On January 6, 2000, American Safety Holdings Corp. acquired (i) the stock
of L&W Holdings, Inc. and its wholly-owned subsidiary, RCA Syndicate #1, Ltd.,
an Illinois licensed insurance company operating on the INEX (formerly the
Illinois Insurance Exchange), and (ii) the stock of Principal Management, Inc.,
an insurance program development and management group headquartered in Okemos,
Michigan; and in a related transaction, American Safety Insurance Group, Ltd.
acquired the stock of Pegasus Insurance, a Cayman Islands licensed insurance
company. The transactions were structured as stock acquisitions with the
purchase price payable to the selling shareholders by American Safety consisting
of cash plus American Safety common shares and earnout provisions for the future
issuance of additional common shares.
When RCA Syndicate #1, Ltd. filed its 1999 Annual Statement with the
Illinois Department of Insurance in March 2000, American Safety first became
aware that there had been a material adverse change in the business affairs and
financial condition of the acquired companies from that represented by the
sellers. American Safety launched an investigation which disclosed that the
insurance claims experience of the acquired companies had been misrepresented
and that incurred losses from insurance claims were significantly in excess of
the amounts reported in their claims records and their financial statements. As
a result, American Safety then made written demand upon the selling shareholders
of the acquired companies for rescission of the acquisitions, including a return
of the purchase price paid for the companies. American Safety filed a lawsuit on
April 21, 2000 in the United States District Court for the Northern District of
Georgia to rescind the acquisitions based upon the sellers' breach of the
representations and warranties made concerning the business affairs and
financial condition of the acquired companies.

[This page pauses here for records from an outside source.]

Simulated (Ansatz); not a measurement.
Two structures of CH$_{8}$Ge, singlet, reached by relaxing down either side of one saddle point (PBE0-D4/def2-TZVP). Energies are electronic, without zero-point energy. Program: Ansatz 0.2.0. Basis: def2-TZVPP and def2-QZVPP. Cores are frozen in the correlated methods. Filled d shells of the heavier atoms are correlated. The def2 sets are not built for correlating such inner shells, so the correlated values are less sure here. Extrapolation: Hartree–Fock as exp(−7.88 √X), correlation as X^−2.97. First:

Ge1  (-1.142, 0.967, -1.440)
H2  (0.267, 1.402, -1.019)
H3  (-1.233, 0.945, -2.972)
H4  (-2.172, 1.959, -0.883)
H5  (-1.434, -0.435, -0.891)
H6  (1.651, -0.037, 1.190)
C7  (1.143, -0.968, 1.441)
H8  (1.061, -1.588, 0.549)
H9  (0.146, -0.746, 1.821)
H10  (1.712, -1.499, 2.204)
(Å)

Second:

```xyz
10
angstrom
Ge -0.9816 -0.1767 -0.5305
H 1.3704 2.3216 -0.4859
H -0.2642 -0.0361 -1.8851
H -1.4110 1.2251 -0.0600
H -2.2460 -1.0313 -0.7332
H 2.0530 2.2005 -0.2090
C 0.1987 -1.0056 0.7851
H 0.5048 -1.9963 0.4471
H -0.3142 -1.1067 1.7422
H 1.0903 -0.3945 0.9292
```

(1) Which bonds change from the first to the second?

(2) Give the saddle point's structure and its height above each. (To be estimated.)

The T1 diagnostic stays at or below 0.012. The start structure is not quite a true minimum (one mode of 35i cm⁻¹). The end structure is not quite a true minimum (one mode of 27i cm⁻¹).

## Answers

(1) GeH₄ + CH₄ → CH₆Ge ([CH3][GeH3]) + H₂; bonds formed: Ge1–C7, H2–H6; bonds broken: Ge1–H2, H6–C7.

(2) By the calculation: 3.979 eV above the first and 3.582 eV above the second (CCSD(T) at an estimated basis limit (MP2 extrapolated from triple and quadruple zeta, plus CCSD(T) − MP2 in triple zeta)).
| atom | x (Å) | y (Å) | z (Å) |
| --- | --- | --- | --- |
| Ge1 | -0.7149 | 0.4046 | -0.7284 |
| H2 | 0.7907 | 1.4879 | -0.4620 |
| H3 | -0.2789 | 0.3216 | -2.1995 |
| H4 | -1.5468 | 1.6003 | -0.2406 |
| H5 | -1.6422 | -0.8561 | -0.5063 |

Based on presently available information, the effect on the first quarter
2000 results of American Safety Insurance Group, Ltd. is expected to be a
reduction both in net income of approximately $3.5 million and earnings per
share of approximately $.59. American Safety's demand for rescission of the
acquisitions will have no effect on American Safety's 1999 earnings. The
sellers' misrepresentations as to the business affairs and financial condition
of the acquired companies, and the under-reserving for claims, relate only to
the operations of the acquired companies.
SIGNATURE
Pursuant to the requirements of the Securities Exchange Act of 1934,
Registrant has duly caused this Report to be signed on its behalf by the
undersigned, thereunto duly authorized, on April 28, 2000.
American Safety Insurance Group, Ltd.